MISTAKE PROOFING FOR SOFTWARE

If William Shakespeare had commented on the modern software engineer's condition, he might have written: "To err is human, to find the error quickly and correct it is divine." In the 1960s, a Japanese industrial engineer, Shigeo Shingo , working at Toyota, developed a quality assurance technique that led to the prevention and/or early correction of errors in the manufacturing process.

Called poka-yoka (mistake-proofing), Shingo's concept makes use of poka-yoke devices—mechanisms that lead to (1) the prevention of a potential quality problem before it occurs or 0) the rapid detection of quality problems if they are introduced. We encounter poka-yoke devices in our everyday lives (even if we are unaware of the concept). For example, the ignition switch for an automobile will not work if an automatic transmission is in gear (a prevention device); an auto's warning beep will sound if the seat belts are not buckled (a detection device).

This approach is analogous to the risk analysis approach described for software project management . The primary difference is the emphasis on technology issues as opposed to project-related topics.

An effective poka-yoke device exhibits a set of common characteristics:

It is simple and cheap. If a device is too complicated or expensive, it will not be cost effective.

It is part of the process. That is, the poka-yoke device is integrated into an engineering activity.

It is located near the process task where the mistakes occur. Thus, it provides rapid feedback and error correction.

Although poka-yoke was originally developed for use in "zero quality control" [SHI86] for manufactured hardware, it can be adapted for use in software engineering. To illustrate, we consider the following problem :

A software products company sells application software to an international market. The pull-down menus and associated mnemonics provided with each application must reflect the local language. For example, the English language menu item for "Close" has the mnemonic "C" associated with it. When the application is sold in a French-speaking country, the same menu item is "Fermer" with the mnemonic "F."

To implement the appropriate menu entry for each locale, a "localizer" (a person conversant in the local language and terminology) translates the menus accordingly. The problem is to ensure that (1) each menu entry (there can be hundreds) conforms to appropriate standards and that there are no conflicts, regardless of the language that is used.

The use of poka-yoke for testing various application menus implemented in different languages as just described is discussed in a paper by Harry Robinson .
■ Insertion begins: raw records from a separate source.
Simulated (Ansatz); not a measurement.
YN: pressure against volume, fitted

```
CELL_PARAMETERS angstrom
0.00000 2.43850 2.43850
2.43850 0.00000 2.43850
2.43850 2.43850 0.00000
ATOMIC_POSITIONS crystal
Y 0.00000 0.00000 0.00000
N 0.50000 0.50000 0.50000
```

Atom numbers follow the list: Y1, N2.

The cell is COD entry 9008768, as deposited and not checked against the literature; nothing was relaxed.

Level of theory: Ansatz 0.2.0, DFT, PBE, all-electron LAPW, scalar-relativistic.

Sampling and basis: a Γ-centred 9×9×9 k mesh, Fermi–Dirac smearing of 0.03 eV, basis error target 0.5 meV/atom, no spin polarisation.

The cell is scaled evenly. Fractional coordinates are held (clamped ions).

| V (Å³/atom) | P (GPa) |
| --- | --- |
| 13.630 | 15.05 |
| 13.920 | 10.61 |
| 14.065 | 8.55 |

We first decided to break the menu testing problem down into parts that we could solve. Our first advance on the problem was to understand that there were two separate aspects to the message catalogs. There was the content aspect: the simple text translations, such as changing "Close" to "Fermer." Since the test team was not fluent in the 11 target languages, we had to leave this aspect to the language experts.

The second aspect of the message catalogs was the structure, the syntax rules that a properly constructed target catalog must obey. Unlike content, it would be possible for the test team to verify the structural aspects of the catalogs.

As an example of what is meant by structure, consider the labels and mnemonics of an application menu. A menu is made up of labels and associated mnemonics. Each menu, regardless of its contents or its locale, must obey the following rules listed in the Motif Style Guide:

Each mnemonic must be contained in its associated label

Each mnemonic must be unique within the menu

. The paragraphs that follow have been excerpted (with minor editing) from [ROB97] with the permission of the author.

Each mnemonic must be a single character

Each mnemonic must be in ASCII

These rules are invariant across locales, and can be used to verify that a menu is constructed correctly in the target locale.

There were several possibilities for how to mistake-proof the menu mnemonics:

Prevention device. We could write a program to generate mnemonics automatically, given a list of the labels in each menu. This approach would prevent mistakes, but the problem of choosing a good mnemonic is difficult and the effort required to write the program would not be justified by the benefit gained.

Prevention device. We could write a program that would prevent the localizer from choosing mnemonics that did not meet the criteria. This approach would also prevent mistakes, but the benefit gained would be minimal; incorrect mnemonics are easy enough to detect and correct after they occur.

Detection device. We could provide a program to verify that the chosen menu labels and mnemonics meet the criteria above. Our localizers could run the programs on their translated message catalogs before sending the catalogs to us. This approach would provide very quick feedback on mistakes, and it is likely as a future step.

Detection device. We could write a program to verify the menu labels and mnemonics, and run the program on message catalogs after they are returned to us by the localizers. This approach is the path we are currently taking. It is not as efficient as some of the above methods, and it can require communication back and forth with the localizers, but the detected errors are still easy to correct at this

point.

Several small poka-yoke scripts were used as poka-yoke devices to validate the structural aspects of the menus. A small poka-yoke script would read the table, retrieve the mnemonics and labels from the message catalog, and compare the retrieved strings against the established criteria noted above.

The poka-yoke scripts were small (roughly 100 lines), easy to write (some were written in under an hour) and easy to run. We ran our poka-yoke scripts against 16 applications in the default English locale plus 11 foreign locales. Each locale contained 100 menus, for a total of 1200 menus.

The poka-yoke devices found 311 mistakes in menus and mnemonics. Few of the problems we uncovered were earth-shattering, but in total they would have amounted to a large annoyance in testing and running our localized applications.

This example depicts a poka-yoke device that has been integrated into software engineering testing activity. The poka-yoke technique can be applied at the design, code, and testing levels and provides an effective quality assurance filter.